HC Deb 24 February 1972 vol 831 cc1490-1
Q3. Mr. Meacher

asked the Prime Minister why he has no immediate plans to take the chair at a meeting of the National Economic Development Council.

The Prime Minister

I shall continue to take the chair myself from time to time: but my right hon. Friend the Chancellor of the Exchequer, who is Chairman of the Council, will preside over the next meeting on 1st March, when there will be a further discussion of regional policy.

Mr. Meacher

When he does next take the chair will the Prime Minister explain why, despite his electoral commitment to reduce poverty, the number of people living in poverty in Britain today is 10 cent. more than it was at the time of the General Election? As the supplementary benefit line has fallen further below national average earnings, would he also explain why the poor have now become poorer under the Tories?

The Prime Minister

If the hon. Gentleman wants to deal with a specific question he should put it down to my right hon. Friend the Secretary of State. I have had considerable correspondence with the hon. Gentleman about these matters, and we differ. I have given him the official statistics of the position, and I must leave it there.

Mr. Geoffrey Finsberg

Does my right hon. Friend agree that whatever answer he gave to the hon. Member for Oldham, West (Mr. Meacher), that supplementary question, already prepared, had nothing to do with the Question?

Mr. Atkinson

When the Prime Minister eventually takes the chair, will he discuss with the Chancellor the change of policy which he announced last night, when he said it is no longer sufficient to stimulate the economy by raising the level of demand but that there is now a new necessity for investment in the economy on a very large scale?
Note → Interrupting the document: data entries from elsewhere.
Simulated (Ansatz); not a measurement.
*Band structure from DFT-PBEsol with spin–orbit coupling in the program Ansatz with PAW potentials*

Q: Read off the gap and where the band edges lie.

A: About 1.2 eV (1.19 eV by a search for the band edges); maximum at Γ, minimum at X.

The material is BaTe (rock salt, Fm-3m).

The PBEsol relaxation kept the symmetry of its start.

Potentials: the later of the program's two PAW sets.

Will he tell the Chancellor that investment in itself is not sufficient and that that investment must be labour-intensive and not the investment now taking place, which is going into capital-intensive industry and, therefore, will not solve the problem? Will the right hon. Gentleman explain these simple facts to the Chancellor?

The Prime Minister

I cannot agree with the hon. Gentleman, although we have discussed this before, that one must set out to make investment employment-intensive. What is required of investment is that it should be competitive, and that is what the nation requires. This means, therefore, as I pointed out in the debate on unemployment, that we require this additional investment and the markets which it can serve—and the market is Europe—and that we must also think in terms of an expansion of the service industries.